The Monty Hall problem itself is very easily stated: A contestant is faced with a choice of three doors. Behind one door is a car; whilst behind each of the other two doors is a goat. The contestant first chooses one of the three doors. Once the contestant has made a choice, the game show host (who knows what is behind all of the doors in advance) opens one of the remaining two doors to reveal a goat. The contestant then has the opportunity to either stick with his initial choice or to change to the other remaining, unopened door.
Repeated studies have shown that most people decide to stick with their original choice rather than change. It appears that many people feel motivated to remain with their initial “gut choice”. Furthermore, the decision is often buttressed with the (albeit incorrect) assumption that there is an even split in the chances of winning between remaining with the original choice or changing to the other door.
Just like Buridan’s ass?
Many (incorrectly) view the situation at the final stage of the game as being similar to the choice facing Buridan’s ass, which is often used as an illustration in philosophy to highlight an apparent paradox in the conception of free will. Here, Buridan’s ass is placed equidistant from two identical bales of hay; one on its left and one on its right. Since there is nothing apparently to distinguish one bale of hay from the other, the ass becomes fixated, unable to choose between the two identical bales, and finally dies of starvation.
In the case of our game show contestant, however, the agony of being forced to choose between two seemingly indistinguishable choices is alleviated by the comfort, or convenience, of being allowed to stick with the initial decision. Moreover, the trauma that might be experienced in having originally made the correct choice, only to learn later that it was changed at the last moment, is avoided.

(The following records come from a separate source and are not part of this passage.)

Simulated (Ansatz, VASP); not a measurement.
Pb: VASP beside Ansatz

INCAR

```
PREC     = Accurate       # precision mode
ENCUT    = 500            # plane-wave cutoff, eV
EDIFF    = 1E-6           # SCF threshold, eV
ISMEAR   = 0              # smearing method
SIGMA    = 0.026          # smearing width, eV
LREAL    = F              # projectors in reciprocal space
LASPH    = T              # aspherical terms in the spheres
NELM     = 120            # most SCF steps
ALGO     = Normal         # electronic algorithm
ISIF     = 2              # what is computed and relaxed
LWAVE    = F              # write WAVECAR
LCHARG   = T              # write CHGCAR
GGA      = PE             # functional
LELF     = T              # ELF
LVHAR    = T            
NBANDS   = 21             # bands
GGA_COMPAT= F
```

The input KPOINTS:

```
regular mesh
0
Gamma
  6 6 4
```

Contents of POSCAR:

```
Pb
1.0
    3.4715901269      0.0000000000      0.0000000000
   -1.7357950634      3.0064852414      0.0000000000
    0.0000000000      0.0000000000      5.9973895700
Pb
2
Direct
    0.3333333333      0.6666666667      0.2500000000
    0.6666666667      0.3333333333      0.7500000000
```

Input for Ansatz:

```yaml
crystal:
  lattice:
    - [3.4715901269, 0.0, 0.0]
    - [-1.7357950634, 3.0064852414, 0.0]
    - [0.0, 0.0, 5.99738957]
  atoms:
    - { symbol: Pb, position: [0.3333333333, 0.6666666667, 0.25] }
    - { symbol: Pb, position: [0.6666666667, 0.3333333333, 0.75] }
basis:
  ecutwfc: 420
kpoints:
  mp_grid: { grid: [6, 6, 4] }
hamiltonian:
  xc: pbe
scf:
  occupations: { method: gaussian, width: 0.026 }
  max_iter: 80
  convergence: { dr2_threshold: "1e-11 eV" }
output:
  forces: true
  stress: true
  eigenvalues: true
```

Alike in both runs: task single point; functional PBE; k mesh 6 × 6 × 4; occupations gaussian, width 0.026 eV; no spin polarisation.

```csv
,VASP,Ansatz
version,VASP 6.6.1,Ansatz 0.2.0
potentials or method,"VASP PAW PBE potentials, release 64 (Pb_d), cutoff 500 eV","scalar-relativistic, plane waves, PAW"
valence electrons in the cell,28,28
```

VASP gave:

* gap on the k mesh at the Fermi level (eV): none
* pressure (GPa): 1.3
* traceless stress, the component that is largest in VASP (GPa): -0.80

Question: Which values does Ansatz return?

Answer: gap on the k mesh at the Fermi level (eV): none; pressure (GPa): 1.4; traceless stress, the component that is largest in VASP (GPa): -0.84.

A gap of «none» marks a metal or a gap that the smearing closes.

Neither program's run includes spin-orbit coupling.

Evidence seems to suggest that people (unaware of the best strategy) choose to remain with their initial choice even when given the opportunity to change it. Unfortunately, and perhaps surprisingly, this means that they will just have cut their chances of winning the car by fifty per cent! The chances of winning the car are always increased, doubled in fact, by changing from the initial choice after the game show host has opened one of the remaining two doors.
The situation at the final stage of the game is not the same as that faced by Buridan’s ass.
Information we can use to our advantage is available
Realizing the subtle effect that the availability of information can have on the chances of making the best choice in this situation is the key to understanding the best strategy. This is described in Bayes’ theorem in mathematical probability-theory, which relates current probability to prior probability.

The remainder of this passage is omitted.